Solved – LSA vs. PCA (document clustering)

clusteringdata mininglatent-semantic-analysispcasvd

I'm investigation various techniques used in document clustering and I would like to clear some doubts concerning PCA (principal component analysis) and LSA (latent semantic analysis).

First thing – what are the differences between them? I know that in PCA, SVD decomposition is applied to term-covariance matrix, while in LSA it's term-document matrix. Is there anything else?

Second – what's their role in document clustering procedure? From what I have read so far, I deduce that their purpose is reduction of the dimensionality, noise reduction and incorporating relations between terms into the representation. After executing PCA or LSA, traditional algorithms like k-means or agglomerative methods are applied on the reduced term space and typical similarity measures, like cosine distance are used. Please correct me if I'm wrong.

Third – does it matter if the TF/IDF term vectors are normalized before applying PCA/LSA or not? And should they be normalized again after that?

Fourth – let's say I have performed some clustering on the term space reduced by LSA/PCA. Now, how should I assign labels to the result clusters? Since the dimensions don't correspond to actual words, it's rather a difficult issue. The only idea that comes to my mind is computing centroids for each cluster using original term vectors and selecting terms with top weights, but it doesn't sound very efficient. Are there some specific solutions for this problem? I wasn't able to find anything.

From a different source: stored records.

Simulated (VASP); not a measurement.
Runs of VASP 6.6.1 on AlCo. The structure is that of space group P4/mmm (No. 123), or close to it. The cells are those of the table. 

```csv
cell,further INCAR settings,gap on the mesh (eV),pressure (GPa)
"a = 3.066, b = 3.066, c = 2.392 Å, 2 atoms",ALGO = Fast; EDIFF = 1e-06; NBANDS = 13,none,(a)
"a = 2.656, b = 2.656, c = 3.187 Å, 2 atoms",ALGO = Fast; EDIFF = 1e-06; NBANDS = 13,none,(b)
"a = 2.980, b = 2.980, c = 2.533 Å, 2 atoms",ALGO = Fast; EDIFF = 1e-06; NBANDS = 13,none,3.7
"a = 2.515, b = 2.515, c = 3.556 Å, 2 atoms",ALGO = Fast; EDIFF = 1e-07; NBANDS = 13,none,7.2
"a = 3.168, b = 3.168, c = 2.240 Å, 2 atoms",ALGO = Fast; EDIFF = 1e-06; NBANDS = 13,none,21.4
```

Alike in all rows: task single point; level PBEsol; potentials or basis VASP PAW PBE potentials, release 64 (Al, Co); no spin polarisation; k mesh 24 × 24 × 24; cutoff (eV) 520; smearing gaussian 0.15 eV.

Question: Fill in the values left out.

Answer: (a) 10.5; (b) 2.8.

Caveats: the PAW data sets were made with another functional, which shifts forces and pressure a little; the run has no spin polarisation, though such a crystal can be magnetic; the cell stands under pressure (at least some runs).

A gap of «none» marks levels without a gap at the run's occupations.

I will be very grateful for clarifying these issues.

Best Answer

  1. PCA and LSA are both analyses which use SVD. PCA is a general class of analysis and could in principle be applied to enumerated text corpora in a variety of ways. In contrast LSA is a very clearly specified means of analyzing and reducing text. Both are leveraging the idea that meaning can be extracted from context. In LSA the context is provided in the numbers through a term-document matrix. In the PCA you proposed, context is provided in the numbers through providing a term covariance matrix (the details of the generation of which probably can tell you a lot more about the relationship between your PCA and LSA). You may want to look here for more details.
  2. You are basically on track here. The exact reasons they are used will depend on the context and the aims of the person playing with the data.
  3. The answer will probably depend on the implementation of the procedure you are using.
  4. Carefully and with great art. Most consider the dimensions of these semantic models to be uninterpretable. Note that you almost certainly expect there to be more than one underlying dimension. When there is more than one dimension in factor analysis, we rotate the factor solution to yield interpretable factors. However, for some reason this is not typically done for these models. Your approach sounds like a principled way to start your art... although I'd be less than certain the scaling between dimensions is similar enough to trust a cluster analysis solution. If you want to play around with meaning, you might also consider a simpler approach in which the vectors have a direct relationship with specific words, e.g. HAL.